From what I could find, Arrow supports reading (writing?) data from (to?) memory-mapped files (i.e., memory regions created through mmap and friends). However, this has no relation to how the IO is being done, hence not related to access to IO devices using either IO ports, or memory mappings (DMA and such).

This section seems to be mixing up two fairly distinct concepts, i.e., talking about ways to access IO devices and transfer data to/from them (among which memory mapping is an option), where the memory mapping (mmap of files) as used by Arrow is something a little different.

1 comments

The section is completely false. Memory-mapping files maps pages from the page cache, which lives in main memory. I suppose the author confused this with memory-mapped I/O and then confused port-based I/O with applications using syscalls. I see how you can arrive in that situation when you're only viewing the system through high-level abstractions in Java.

> Thanks to Wes McKinney for this brilliant innovation, its not a surprise that such an idea came from him and team, as he is well known as the creator of Pandas in Python. He calls Arrow as the future of data transfer.

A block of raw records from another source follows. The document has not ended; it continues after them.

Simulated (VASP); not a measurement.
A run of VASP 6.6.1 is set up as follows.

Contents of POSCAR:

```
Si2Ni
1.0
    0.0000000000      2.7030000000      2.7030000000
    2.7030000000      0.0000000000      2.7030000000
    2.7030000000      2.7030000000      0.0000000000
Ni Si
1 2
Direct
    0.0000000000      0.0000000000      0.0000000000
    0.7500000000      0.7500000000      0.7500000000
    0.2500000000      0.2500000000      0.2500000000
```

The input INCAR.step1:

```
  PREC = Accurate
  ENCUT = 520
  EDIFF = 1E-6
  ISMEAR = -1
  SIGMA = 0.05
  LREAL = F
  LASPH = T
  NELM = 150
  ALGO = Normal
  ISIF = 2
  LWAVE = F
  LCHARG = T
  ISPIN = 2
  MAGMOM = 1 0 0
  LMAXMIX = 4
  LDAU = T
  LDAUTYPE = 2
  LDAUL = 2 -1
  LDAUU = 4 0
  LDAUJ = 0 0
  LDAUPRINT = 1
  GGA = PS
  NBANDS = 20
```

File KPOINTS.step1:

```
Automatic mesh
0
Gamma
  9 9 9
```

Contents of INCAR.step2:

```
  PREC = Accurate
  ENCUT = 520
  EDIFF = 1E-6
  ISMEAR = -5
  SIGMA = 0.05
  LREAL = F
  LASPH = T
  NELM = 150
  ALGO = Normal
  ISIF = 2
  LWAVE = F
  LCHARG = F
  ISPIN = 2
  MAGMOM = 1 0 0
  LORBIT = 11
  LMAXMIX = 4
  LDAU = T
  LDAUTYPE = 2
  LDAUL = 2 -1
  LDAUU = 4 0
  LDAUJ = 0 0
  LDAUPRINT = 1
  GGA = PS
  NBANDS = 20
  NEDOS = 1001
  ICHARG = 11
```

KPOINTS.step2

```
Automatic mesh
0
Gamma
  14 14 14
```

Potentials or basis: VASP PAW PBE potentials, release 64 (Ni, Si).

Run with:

I assume the confusion is with the author of the blog post and not Wes mcKinney, so this callout in that context is a real disservice.

> The output which displays the time, shows the power of this approach. The performance boost is tremendous, almost 50%.

Keep in mind that this is reading a 2 MB file with 100k entries, which somehow manages to consume half a second of CPU time. The author compares wall time and not CPU time; both runs consume somewhere between 600 ms and over a second of wall time (again, handling 2 MB of data). I wouldn't be surprised if the first call simply takes so long because it is lazily loading a bunch of code.

Later on memory consumption is measured, and one of the file format readers manages to consume -1 MB.

This article has a very bad smell.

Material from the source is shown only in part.